Court action over waste shipment

16 November 2012

Sellafield Ltd is to be prosecuted over alleged mistakes made in radioactive waste disposal that saw four bags of low-level waste sent to conventional landfill.

Eight charges are being pursued by the Environment Agency, while one is being taken up by the Office for Nuclear Regulation. Some relate directly to a shipment of waste carried out in April 2010 and the remainder concern working practices.

Sellafield Ltd is accused of incorrectly characterising four bags of low-level waste with this leading directly to two violations: their transport by road under conditions unsuitable for this waste, classified as dangerous goods; and their disposal in the unsuitable Lillyhall conventional landfill site in Workington, Cumbria.

Sellafield aerial Aug 2012 (Sellafield Ltd)_380
Sellafield is one of the world's largest nuclear sites with a variety of fuel cycle and waste management facilities in operation as well as several ongoing decommissioning projects. It is owned by the Nuclear Decommissioning Authority and managed by Sellafield Ltd

An investigation into the April 2010 shipment uncovered alleged failings in Sellafield Ltd's performance and management, one dating back to late 2008. Accordingly the company is accused in addition of allowing the incorrect shipment to happen by failing to check on its systems and procedures, failing to have a good enough management system to meet its obligations and not using the best practicable means to conduct measurements and analysis.

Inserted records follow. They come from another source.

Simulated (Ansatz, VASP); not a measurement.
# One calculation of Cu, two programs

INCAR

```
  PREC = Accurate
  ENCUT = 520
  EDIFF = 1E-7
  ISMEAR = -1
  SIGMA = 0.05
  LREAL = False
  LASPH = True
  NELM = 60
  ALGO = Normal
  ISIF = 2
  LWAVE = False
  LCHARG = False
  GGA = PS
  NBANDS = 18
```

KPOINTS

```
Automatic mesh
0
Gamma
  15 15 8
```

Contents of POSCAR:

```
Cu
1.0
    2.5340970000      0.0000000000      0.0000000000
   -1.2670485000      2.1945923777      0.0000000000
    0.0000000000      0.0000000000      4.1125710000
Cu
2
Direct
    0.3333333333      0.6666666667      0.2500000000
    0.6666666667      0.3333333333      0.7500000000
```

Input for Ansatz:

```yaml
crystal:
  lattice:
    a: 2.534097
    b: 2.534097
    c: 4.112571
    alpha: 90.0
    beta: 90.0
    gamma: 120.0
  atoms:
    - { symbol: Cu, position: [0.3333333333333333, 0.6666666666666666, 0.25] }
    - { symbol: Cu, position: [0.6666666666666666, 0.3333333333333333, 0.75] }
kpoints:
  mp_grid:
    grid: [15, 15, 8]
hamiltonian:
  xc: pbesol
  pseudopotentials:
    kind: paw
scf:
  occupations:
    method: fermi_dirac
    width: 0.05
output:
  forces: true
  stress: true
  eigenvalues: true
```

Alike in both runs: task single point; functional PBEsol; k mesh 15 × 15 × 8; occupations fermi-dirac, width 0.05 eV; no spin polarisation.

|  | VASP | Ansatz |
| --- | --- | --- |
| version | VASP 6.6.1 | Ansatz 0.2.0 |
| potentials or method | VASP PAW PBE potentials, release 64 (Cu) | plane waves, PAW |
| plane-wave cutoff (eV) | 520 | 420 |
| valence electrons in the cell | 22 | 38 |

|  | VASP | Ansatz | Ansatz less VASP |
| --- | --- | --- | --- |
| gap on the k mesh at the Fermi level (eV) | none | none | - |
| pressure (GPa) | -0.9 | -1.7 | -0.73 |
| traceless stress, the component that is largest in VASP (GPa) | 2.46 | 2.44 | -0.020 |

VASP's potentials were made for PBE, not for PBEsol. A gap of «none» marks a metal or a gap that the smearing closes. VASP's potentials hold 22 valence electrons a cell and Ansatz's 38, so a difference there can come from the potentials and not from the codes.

The case will be heard on 12 December. A statement from Sellafield Ltd confirmed that it had been summoned to Workington Magistrates' Court but said it could not comment on a matter subject to court proceedings.

There was no information available to describe the size of the bags, their contents or current whereabouts. Low-level radioactive waste, however, is typically comprised of lightly-contaminated disposable equipment - for example clothing, filters, masks and gloves from plant operations. It is usually compressed and disposed of in sturdy metal boxes within a dedicated landfill site lined to prevent the passage of water.